Sprint Posts $643M Loss Amidst Best-Ever Service Revenue, Major Changes

Sprint finished Q1 with its highest-ever wireless service revenues and prepaid subscribers, while shutting down Nextel and negotiating a merger.

Sprint is having a very busy 2013.

It's in the process of shutting down its Nextel network at the end of the second quarter and hustling to funnel over those departing customers to the Sprint network. It's also building out a Long Term Evolution (LTE) network that's well behind the efforts of Verizon Wireless and AT&T; trying to buy out 4G provider Clearwire, after realizing that owning half of the company wasn't quite enough to steer it as it would have liked; closing a deal with Japanese carrier Softbank that entails handing over a 70 percent share of Sprint; and, most recently, considering an offer from satellite TV provider Dish Network that would require backpedaling out of the Softbank deal.

Then there's the not-simple priority of trying to compete in a wireless market that's growing increasingly saturated.

On April 24, Sprint shared the results of its fiscal 2013 first quarter, which reflected much of the above.

It posted a net loss of $643 million—an improvement over a loss of $863 million a year ago. But its wireless service revenues of $7.1 billion were its highest ever, increasing by nearly 7 percent year over year.

Sprint also sold nearly 5 million smartphones, 1.5 million of which were iPhones, and 86 percent of its postpaid handset sales were smartphones.

It posted its highest-ever prepaid subscriber total—16 million—and, at 53.9 million, said the Sprint platform subscriber based was at an all-time high.

It also "recaptured" 46 percent of departing Nextel customers, while warning that that figure is likely to drop to between 30 percent and 40 percent during the second quarter, as it braces for the departure of the final 1.3 million customers still on the Nextel network.

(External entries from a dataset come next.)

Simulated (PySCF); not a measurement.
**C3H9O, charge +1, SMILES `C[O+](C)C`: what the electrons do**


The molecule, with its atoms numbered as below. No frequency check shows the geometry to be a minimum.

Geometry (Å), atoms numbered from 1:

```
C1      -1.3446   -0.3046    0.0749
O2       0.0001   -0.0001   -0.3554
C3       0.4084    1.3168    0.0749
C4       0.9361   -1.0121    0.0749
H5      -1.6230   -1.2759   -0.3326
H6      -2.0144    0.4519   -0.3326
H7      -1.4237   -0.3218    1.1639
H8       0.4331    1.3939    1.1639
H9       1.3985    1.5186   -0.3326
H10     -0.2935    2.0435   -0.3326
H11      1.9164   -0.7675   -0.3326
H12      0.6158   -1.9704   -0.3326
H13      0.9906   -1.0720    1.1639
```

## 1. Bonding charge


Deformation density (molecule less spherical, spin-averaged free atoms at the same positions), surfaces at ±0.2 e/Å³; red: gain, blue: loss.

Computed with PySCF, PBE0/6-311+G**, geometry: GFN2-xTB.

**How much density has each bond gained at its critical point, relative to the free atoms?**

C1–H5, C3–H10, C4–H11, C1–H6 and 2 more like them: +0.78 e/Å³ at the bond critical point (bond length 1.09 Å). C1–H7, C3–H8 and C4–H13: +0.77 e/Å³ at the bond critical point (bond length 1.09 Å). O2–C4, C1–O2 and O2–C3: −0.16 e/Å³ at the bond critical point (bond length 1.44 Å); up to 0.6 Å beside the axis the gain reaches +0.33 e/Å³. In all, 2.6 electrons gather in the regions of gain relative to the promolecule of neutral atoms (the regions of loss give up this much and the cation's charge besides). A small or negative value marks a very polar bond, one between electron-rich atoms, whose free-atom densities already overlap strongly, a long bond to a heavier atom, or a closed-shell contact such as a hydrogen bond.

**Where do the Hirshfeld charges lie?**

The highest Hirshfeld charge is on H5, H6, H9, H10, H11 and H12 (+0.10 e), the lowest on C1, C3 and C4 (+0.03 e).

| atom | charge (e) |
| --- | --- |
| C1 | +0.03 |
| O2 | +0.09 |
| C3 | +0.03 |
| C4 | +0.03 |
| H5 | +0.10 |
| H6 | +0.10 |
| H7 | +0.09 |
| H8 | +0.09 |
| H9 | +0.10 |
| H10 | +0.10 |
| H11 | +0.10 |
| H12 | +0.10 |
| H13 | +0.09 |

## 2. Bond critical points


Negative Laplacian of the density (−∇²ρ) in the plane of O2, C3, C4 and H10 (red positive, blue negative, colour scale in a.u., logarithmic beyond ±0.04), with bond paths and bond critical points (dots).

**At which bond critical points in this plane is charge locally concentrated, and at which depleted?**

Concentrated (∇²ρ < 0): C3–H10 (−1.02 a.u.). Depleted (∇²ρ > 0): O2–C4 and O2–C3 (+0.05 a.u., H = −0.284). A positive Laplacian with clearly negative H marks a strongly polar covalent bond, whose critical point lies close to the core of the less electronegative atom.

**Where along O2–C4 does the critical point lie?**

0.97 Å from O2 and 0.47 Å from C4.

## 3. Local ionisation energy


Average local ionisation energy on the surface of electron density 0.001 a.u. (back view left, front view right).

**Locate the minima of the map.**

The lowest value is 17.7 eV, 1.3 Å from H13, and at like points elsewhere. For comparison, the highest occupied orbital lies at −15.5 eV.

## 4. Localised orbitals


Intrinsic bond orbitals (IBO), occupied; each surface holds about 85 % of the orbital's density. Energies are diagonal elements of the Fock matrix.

"They tend to be larger business accounts—they tend to be Sprint-branded or CDMA accounts. It could be a hit we'll take this quarter," said Sprint CEO Dan Hesse.

The loss of Nextel customers, and "pressures" of the behind-schedule LTE network buildout, will likely offset seasonal benefits, executives said, though they were positive about the fact that, even with customers leaving, revenue is rising.

The HTC One and Samsung Galaxy S 4 are coming, and—here Hesse paused to adjust his phrasing to something Apple-pleasing—"there could be an iPhone refresh sometime later this year," all of which, he said, are likely to drive upgrades.